China: Challenges to Sustainable Growth and Business Implications

By January 22, 2016Uncategorized

By: Julia Mitusova

China has received a lot of media attention over slowing economic growth, the recent stock market crash and increasing concerns about challenges of doing business in China for foreign companies. So what are the business implications of the slowing economy for foreign investors? What can ensure economic growth in China and benefit investors in the long run?

  • Increasing production costs: A steady increase in labor costs over the past decade makes China less competitive as an outsource destination compared so Southeast Asian countries such as Vietnam and Indonesia, as well as US neighbor – Mexico. With manufacturing moving from China to Vietnam or Indonesia, where average wages for a factory worker are 3.5 times lower than in China closing production facilities lay offs are increasing.  Increased crime rates, strikes, and labor actions against employers are plausible.
  • Increasing security concerns: From a security perspective, the challenges China is currently facing such as economic slowdown, growing inequality and pollution affecting the quality of life, might result in growing public discontent. While protests in China are not happening on a large scale yet, social unrest due to factory lay offs is increasing. Unless social issues such as growing unemployment are addressed, crime rates are likely to increase and China could become a less safe place for foreign business. 
  • Decline in sales: China’s trade partners such as Brazil, Indonesia, Russia and Australia, among others are impacted by the decline in commodity demand in China. If this trend continues companies operating in the commodity trading and export business that have China as their main partner might want to consider expanding the geography of their business. 

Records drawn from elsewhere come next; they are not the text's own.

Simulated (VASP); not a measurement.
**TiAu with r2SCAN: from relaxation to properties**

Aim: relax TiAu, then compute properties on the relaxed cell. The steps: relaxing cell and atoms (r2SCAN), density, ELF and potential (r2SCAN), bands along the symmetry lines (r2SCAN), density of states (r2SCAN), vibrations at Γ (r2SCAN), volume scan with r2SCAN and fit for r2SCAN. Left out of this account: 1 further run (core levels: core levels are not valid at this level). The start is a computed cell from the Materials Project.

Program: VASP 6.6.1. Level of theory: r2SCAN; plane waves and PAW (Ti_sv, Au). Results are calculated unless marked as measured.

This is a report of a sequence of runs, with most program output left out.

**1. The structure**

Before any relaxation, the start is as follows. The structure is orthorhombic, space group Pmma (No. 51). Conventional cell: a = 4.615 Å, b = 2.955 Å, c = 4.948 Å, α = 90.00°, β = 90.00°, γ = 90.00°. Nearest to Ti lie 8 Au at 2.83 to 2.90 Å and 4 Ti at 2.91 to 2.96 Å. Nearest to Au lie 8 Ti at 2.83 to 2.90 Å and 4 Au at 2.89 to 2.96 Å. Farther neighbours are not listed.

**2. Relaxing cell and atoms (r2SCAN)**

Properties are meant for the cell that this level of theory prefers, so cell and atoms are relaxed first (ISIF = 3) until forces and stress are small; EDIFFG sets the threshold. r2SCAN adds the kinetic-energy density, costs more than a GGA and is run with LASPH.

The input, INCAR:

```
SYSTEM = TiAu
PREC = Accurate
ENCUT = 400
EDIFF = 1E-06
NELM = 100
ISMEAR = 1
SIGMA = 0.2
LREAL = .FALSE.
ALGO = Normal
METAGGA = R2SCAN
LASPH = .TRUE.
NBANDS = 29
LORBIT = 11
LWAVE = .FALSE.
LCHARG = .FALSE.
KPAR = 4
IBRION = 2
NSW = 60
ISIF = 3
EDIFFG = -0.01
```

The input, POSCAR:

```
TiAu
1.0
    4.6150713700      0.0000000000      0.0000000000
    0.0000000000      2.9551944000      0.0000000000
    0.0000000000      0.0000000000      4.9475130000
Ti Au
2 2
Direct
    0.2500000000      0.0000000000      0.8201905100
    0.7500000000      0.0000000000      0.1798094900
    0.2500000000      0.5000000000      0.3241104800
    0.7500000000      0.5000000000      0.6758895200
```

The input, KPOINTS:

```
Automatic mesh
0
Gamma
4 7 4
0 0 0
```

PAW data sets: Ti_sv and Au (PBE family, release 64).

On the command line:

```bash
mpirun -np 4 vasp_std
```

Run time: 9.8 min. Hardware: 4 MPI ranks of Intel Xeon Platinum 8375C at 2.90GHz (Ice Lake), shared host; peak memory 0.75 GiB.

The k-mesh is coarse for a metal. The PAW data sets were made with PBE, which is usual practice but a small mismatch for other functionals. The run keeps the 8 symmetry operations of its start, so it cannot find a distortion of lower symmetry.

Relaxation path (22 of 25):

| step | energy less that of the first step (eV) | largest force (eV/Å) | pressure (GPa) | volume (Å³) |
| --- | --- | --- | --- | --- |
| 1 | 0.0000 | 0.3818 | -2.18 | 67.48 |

Current Structural Challenges in China

Limited transparency, high debt and significant government intervention – all together are increasing turmoil in the markets in China.

Over the past few years the private sector in China accumulated significant amounts of debt due to low interest rates. While the official debt to GDP ratio in China is 41%, which is much lower than for example, the 103% ratio in the US, concerns arise in connection with the reliability of data provided by the Chinese government; and analysts believe that the real debt in China is significantly higher. Moreover, the Government owns the major banks and corporations in China, thus both lenders and borrowers are state owned.

In an environment where the state plays a dominant role in various areas of the economy and corporate transparency is limited, it becomes challenging to react adequately to market fluctuations. Thus, financial markets become volatile as investors make their decisions based on limited and sometimes unreliable market information.

For companies operating in China this means an increase in overall market risk and is a signal to protect investments, which explains $59 bn capital outflows from China in 2015.

Economic Growth in China and New Opportunities

A rapidly aging population is a growing concern for Asia as a whole and for China in particular. According to estimates, by 2050 35% of the Japanese, Hong Kong and South Korean population will be 65 and over, while this number for China will be around 24%. In 2015 the percentage of elderly people in these countries was 10.6% on average. With growing life expectancy figures and increasing numbers of retirees, the burden of an economically inactive population will have strong impacts on Asian economics. From the perspective of the financial sector, aging population means that long-term financial instruments will be shaping the Asian financial structure in the future.

Productivity which is measured by the total productivity factor (TPF) is also an important variable to follow in the context of China’s economic growth. The TPF measures the efficiency of labor and capital in a country. China’s growth since the 1990s has been primarily due to the increase of the work force size and growth of capital investment; according to estimates productivity increased by just 1.5% per year between 1997 and 2012. In the long term, low TPF levels won’t be sufficient to drive sustainable economic growth.

For companies operating in China, increasing capital efficiency and labor productivity by taking advantage of innovative technologies is critical, in order to remain competitive globally. While the slowing economy presents challenges, as China is shifting focus to increasing consumption, new opportunities will emerge in other sectors. For example, industries like entertainment, travel and education will continue to grow despite the general economic slowdown.

In the long run however economic growth in China will still require serious structural reforms. The world is waiting to see if China is up to the task.